MultipleRegressionModule.utf8.md

title: “Multiple Regression” author: “Bob O’Hara” output: html_document: df_print: paged—

This week: Multiple Regression

We will look at

explaining our dependent variable with more than one explanatory variable
how to fit these models in R
what a design matrix is (this will be helpful later)
how to fit a polynomial model

More Monsters

In the cellar of the museum in Frankfurt we had a population of Schey. These are small creatures that lurk in the dark and eat ancient dust and stale cobwebs. Some of us wanted to know more about them, and whether they could be trained to clean the museum collections.

We caught 100 and measured the amount of dust they could eat in 5 mins, and wanted to explain that by their body size, their gape size (i.e. how large their mouths are).

The Data

Before we have looked at regression against a single covariate. Now we want to look at regression against two covariates: the extension to more than 2 is straightforward.
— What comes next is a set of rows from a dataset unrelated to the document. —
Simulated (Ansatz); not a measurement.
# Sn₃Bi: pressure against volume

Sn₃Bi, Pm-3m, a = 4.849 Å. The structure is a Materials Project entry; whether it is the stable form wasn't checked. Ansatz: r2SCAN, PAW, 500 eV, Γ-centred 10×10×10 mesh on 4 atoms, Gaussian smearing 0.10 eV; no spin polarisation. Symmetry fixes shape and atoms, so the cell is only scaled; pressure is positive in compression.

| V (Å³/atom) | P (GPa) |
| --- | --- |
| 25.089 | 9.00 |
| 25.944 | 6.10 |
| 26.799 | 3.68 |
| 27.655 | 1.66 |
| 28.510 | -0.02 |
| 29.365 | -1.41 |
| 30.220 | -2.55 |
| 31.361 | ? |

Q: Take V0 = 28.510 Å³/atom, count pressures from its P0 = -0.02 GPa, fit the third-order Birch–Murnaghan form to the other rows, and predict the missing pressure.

This is a more common situaiton in practice than regression against a single covariate. Several factors often affect a response, so we need to take this into account. Even worse, they might interact, i.e. the effect of one covariate might depend on the value of another. Sometimes we are interested in all of the effects, at other times we are only interested in some, but we are worried that there are others that might have an effect, and need to be included in the analysis (not including them can bias the results, and also make the estimates worse).

This is our model for simple regression

\[ y_i = \color{red}{\alpha + \beta x_i} + \color{blue}{\varepsilon_i} \]

The obvious extension to two covriates is to simply add on the effect of the second covariate

\[ E(y_i) = \color{red}{\alpha + \beta_1 x_{1i} + \beta_2 x_{2i}} \]

This equation is for a plane (which is just a line in 3D, of course). We can visualise the model (with a bit of difficulty). The plane is the black grid, the data are the red dots, which are either above or below the plane. The blue lines are the residuals: they project the points onto the plane, so we can see where their expected values are.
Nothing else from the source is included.